"Small schools are the launch pad, not the rocket ship," cautioned Michael Klonsky, director of the Small Schools Workshop in Chicago, during a talk sponsored by the Philadelphia Education Fund on February 1. The Education Fund brought Klonsky to Philadelphia to support local efforts to create more small high schools in the School District.
Klonsky founded the Small Schools Workshop in 1991 as a support network for Chicago's "rebels against the tyranny of principals" - those teachers who had decided to start their own schools. Fifteen years later, he is a key player in the nation's "small schools movement."
Holding area and sorting device
Klonsky outlined the problems with large high schools, highlighting a February 1 New York Times editorial entitled "Reinventing High Schools," which described traditional high schools as "a combination holding area and sorting device."

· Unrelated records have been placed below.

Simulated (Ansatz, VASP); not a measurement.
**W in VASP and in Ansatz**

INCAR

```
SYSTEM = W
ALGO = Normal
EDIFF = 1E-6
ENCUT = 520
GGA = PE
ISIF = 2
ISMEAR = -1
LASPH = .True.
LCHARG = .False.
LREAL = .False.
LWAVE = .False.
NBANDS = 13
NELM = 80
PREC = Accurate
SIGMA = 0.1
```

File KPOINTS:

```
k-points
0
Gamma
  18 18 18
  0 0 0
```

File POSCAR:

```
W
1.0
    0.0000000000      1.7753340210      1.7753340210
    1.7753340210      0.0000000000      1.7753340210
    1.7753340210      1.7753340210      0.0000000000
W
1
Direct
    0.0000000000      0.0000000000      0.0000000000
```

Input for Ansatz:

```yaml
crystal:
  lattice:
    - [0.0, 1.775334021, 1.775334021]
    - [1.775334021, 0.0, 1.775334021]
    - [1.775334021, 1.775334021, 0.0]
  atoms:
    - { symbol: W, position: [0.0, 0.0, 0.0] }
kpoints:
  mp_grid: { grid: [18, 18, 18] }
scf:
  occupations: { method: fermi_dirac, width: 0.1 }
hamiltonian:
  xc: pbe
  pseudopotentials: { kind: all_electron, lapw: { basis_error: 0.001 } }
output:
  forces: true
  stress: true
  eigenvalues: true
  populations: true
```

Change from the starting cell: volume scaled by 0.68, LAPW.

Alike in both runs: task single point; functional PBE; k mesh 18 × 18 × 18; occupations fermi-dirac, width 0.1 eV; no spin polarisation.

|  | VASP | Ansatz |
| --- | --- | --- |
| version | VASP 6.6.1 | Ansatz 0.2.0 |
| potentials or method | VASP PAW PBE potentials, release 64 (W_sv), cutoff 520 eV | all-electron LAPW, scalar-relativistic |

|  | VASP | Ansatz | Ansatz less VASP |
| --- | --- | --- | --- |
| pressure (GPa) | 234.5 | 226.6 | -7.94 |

In these schools, he said, teachers do not have relationships with their students and therefore cannot connect the curriculum to their students' lives. Teachers often do not live in the communities in which they teach. And strong teachers are often not teaching the neediest kids. As a case in point, he said, new teachers often teach freshmen courses, though 9th and 10th grades are the critical years for high school dropouts.
Of course, the problem with large high schools does not lie entirely with the teachers. Klonsky explained that these schools are often characterized by a cultural mismatch between school and home.
"The things [urban public high school students] have to do on the street to get respect clash completely with the things they've got to do in school to get respect," he said. School violence is a constant battle in urban schools, and it limits teaching and learning.
All of these realities create what Klonsky called "an unworkable situation."
Incredible impact on violence
Though size alone does not determine student or school success, Klonsky said, "Smallness alone has an incredible impact on violence."
According to his recent research on school violence, schools with 700 students have 10 times the number of serious violent incident reports as schools with 350 students. As the number of students increases, the daily violence rates increase exponentially. Klonsky said that teachers' primary concern in urban public schools is "getting the kids under control," and small schools help solve this problem because students cannot be anonymous.
In advocating for small schools, however, Klonsky emphasized that attention to the scope and pace of changes to small schools is essential for their success. Klonsky pointed to Renaissance 2010, a new Chicago initiative, as an example not to follow. The program aims to start 100 small schools over the next five years. Klonsky cautioned that without the proper planning and resources, small schools risk being only "smaller holding areas and sorting devices."
According to Klonsky, one answer for Philadelphia is to convert existing high schools into small schools that share a building.
However, he emphasized that size is only one piece of the equation and gave the following tips to schools that are considering converting to small schools:
Engage the school community.
Make sure resources - teachers, leadership, money, time - are in place.
Make sure that there is a viable site.
Provide for training and ongoing professional development.
Klonsky predicted that without all four of these pieces present, a small school would never succeed. The sustainability of small schools, he stressed, depends on community support and exceptional leadership, both of which vary by school.
"Every school is different. That's the problem with some of these replicable models," he said, referring to efforts by some districts and communities to build their own versions of such celebrated small schools as the Metropolitan Regional and Technical Center (The Met), a state-operated small school based in Providence, R.I. The school campus includes a fitness center, a performing arts center, and a "commons" area that doubles as a neighborhood town square for the entire community.
Klonsky named relationships between teachers and students, challenging curriculum, and instructional models that help create a learning community among educators and students as the three factors at the heart of successful small schools.
Relationships are a basic component of successful schools at all levels, Klonsky maintained. But he argued that high school teachers have not traditionally focused on forging relationships with their students or on connecting the curriculum to their students' lives.
"Kids," Klonsky told the audience, "are being killed by anonymity."